WASHINGTON -- When Attorney General Loretta Lynch addressed the NAACP convention in Philadelphia on Wednesday evening, she tried to thread a needle on the complex topic of race and policing that at times resulted in over-the-top allegations that frustrated her predecessor, Eric Holder. Lynch, who was confirmed in April, had signaled that she wanted to set a new tone for the Justice Department and boost the morale of police officers who may feel their profession is under attack.
Despite the fact that Holder, the nation's first African-American attorney general, spent most of his career in law enforcement or as a judge -- former President Ronald Reagan actually nominated him to the bench, where he spent years sentencing people who committed crimes in the District of Columbia to prison -- the former top law enforcement official in the United States often came under attack for being against the police.
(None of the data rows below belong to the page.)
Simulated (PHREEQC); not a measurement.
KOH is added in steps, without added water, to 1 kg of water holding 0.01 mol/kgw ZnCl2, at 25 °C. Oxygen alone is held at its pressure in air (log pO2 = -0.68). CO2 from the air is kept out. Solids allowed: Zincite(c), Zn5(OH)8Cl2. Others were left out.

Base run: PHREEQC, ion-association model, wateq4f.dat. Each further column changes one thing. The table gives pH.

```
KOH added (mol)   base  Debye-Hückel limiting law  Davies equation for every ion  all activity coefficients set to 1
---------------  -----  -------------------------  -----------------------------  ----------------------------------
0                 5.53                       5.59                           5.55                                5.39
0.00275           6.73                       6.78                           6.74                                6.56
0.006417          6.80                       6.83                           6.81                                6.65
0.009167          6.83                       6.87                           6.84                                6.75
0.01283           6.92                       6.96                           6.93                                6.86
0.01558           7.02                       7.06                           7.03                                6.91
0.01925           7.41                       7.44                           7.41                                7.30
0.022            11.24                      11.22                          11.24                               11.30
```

A tweet from "Fox & Friends" a few months ago suggested that when Holder said it might be necessary to dismantle the Ferguson Police Department -- which was found to routinely abuse citizens -- what he meant was that someone should shoot two cops in Ferguson. Holder, whose brother is a former police officer, was also accused by former New York City Mayor Rudy Giuliani of helping create an environment where two NYPD officers could be ambushed and killed. Former New York Gov. George Pataki said he was "sickened" by Holder's "divisive anti-cop rhetoric." Sen. Lindsey Graham said he blamed the shooter for the death of two officers, but said the rhetoric that Holder and Mayor Bill de Blasio were using "incites crazy people."
Yet a few months back, another top law enforcement official who was appointed by President Barack Obama gave a major speech on race, and didn't seem to receive the same type of criticism. FBI Director James Comey, who just like Holder has spent much of his career in law enforcement, said that throughout American history, law enforcement enforced "a status quo that was often brutally unfair to disfavored groups" and said that today, many people in our "white-majority culture have unconscious racial biases and react differently to a white face than a black face."
Comey, a white Republican who has donated to the presidential campaigns of John McCain and Mitt Romney, said law enforcement officials "must redouble our efforts to resist bias and prejudice. We must better understand the people we serve and protect -- by trying to know, deep in our gut, what it feels like to be a law-abiding young black man walking on the street and encountering law enforcement. We must understand how that young man may see us. We must resist the lazy shortcuts of cynicism and approach him with respect and decency."
The Huffington Post asked Comey during a roundtable with reporters last week if he got any pushback from law enforcement after his speech suggesting that law enforcement in 2015 was still heavily impacted by racial biases.
"No," Comey said. "Literally none." We asked Comey why he believed Holder got more pushback than he did. "He's not as good a speaker as I am," Comey joked.
Holder, who recently re-joined the law firm of Covington & Burling, certainly took note of the disparity.
“Oh you noticed that, huh?” Holder asked when The Huffington Post questioned him during an interview last week about why he believed Comey had received no criticism for similar comments. “I was struck by that as well."
Holder said Comey "showed a lot of guts to say what he said, to say it in the way that he said it," and also complemented New York City Police Commissioner William Bratton for his speech on race and policing.
"I applaud them for being brutally honest about the nature of the problem that we confront. I was also struck by the fact that neither of them [got] the criticism that I received for saying very similar things," Holder said. "This goes to the political way in which certain people are viewed. It’s just kind of the nature of the system."
What Comey and Bratton said "are things that people in law enforcement and in our nation need to take to heart in order to build up the trust that must exist between law enforcement and communities of color," Holder said.
"These are man-made problems that are susceptible to man-made solutions, but it’s going to take that kind of tough honesty that they, and I, talked about," he added.
As for the criticism Holder received, the former attorney general called himself a "huge supporter of people in law enforcement" and said the suggestion that he wasn't supportive of police officers was "totally inconsistent with how I was raised, both professionally and personally, inconsistent with what I did as attorney general in coming up with ways in which we protected the lives of law enforcement -- when we had that spate of law enforcement killings -- and just the respect that I have for the men and women in blue."
"My career has been in law enforcement," Holder said. "When you raise tough issues within the family, some family members react very negatively. It was disappointing to me to be portrayed in that way, and it angered me also because, like I said, it was inconsistent with not only how I feel but inconsistent with what I did as attorney general."